NEW YORK - We've known for a long time that New York City is vulnerable to a hurricane, and as Irene bears down, the city is preparing for the worst, CBS News correspondent Michelle Miller reports.
At the Coney Island amusement park, thrill seekers got in some last minute rides Thursday, but an evacuation order for the entire area could be coming soon.
Billy Burke has worked at a Coney Island restaurant for 29 years. He's never seen a hurricane before.
"They're talking about 20-foot waves. If that happens this place will be underwater," Burke said.
Coney Island could be Irene's first stop in New York City as the storm rolls over the 5 million people living in Queens and Brooklyn.
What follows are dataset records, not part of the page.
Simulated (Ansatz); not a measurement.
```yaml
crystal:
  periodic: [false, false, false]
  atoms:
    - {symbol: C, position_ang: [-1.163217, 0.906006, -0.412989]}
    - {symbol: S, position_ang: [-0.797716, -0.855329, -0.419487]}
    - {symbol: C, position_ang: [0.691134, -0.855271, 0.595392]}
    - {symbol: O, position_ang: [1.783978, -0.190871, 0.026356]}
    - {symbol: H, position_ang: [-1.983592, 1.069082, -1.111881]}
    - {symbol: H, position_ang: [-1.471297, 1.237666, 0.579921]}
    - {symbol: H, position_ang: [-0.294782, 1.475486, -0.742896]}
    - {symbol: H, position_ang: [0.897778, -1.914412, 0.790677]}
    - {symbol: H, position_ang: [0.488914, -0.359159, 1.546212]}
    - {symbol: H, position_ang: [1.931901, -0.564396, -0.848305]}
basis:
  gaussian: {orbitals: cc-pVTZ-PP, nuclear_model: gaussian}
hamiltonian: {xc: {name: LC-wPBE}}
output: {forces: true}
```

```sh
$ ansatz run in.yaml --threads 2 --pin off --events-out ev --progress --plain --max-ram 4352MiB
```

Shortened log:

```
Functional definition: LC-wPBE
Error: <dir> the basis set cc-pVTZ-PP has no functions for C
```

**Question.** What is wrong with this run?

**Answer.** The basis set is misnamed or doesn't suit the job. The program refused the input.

Parts of Lower Manhattan lie just a few feet above sea level, and any kind of storm surge, especially during high tide, could be devastating.
"If a Category 2 hurricane hit New York City, it would depend on the time and the tide and various other things -- but it would be weeks or months before the city got back to normal," said Nicholas Coch, a hurricane expert at the City University of New York.
That's because the city lies in the center of a geographical right angle between New Jersey and Long Island. Irene could push water into that corner -- with no place to go but New York's tunnels, streets and sidewalks.
"Every 75 years the Northeast gets a major hurricane. It doesn't take a major hurricane to do major damage," Coch said.
That's the fear in New Jersey. Hurricane Irene is following roughly the same path as Hurricane Donna, which pounded the Jersey shore in 1960.
A massive amount of development has taken place since then in places like Long Branch, where a brand new condominium and retail complex sits right on the ocean. The hope there is that new construction can hold up to the storm.
New Jersey Gov. Chris Christie has already told people to stay away from the shore this weekend. The whole Northeast is threatened, and flooding and power outages could happen as far north as Maine.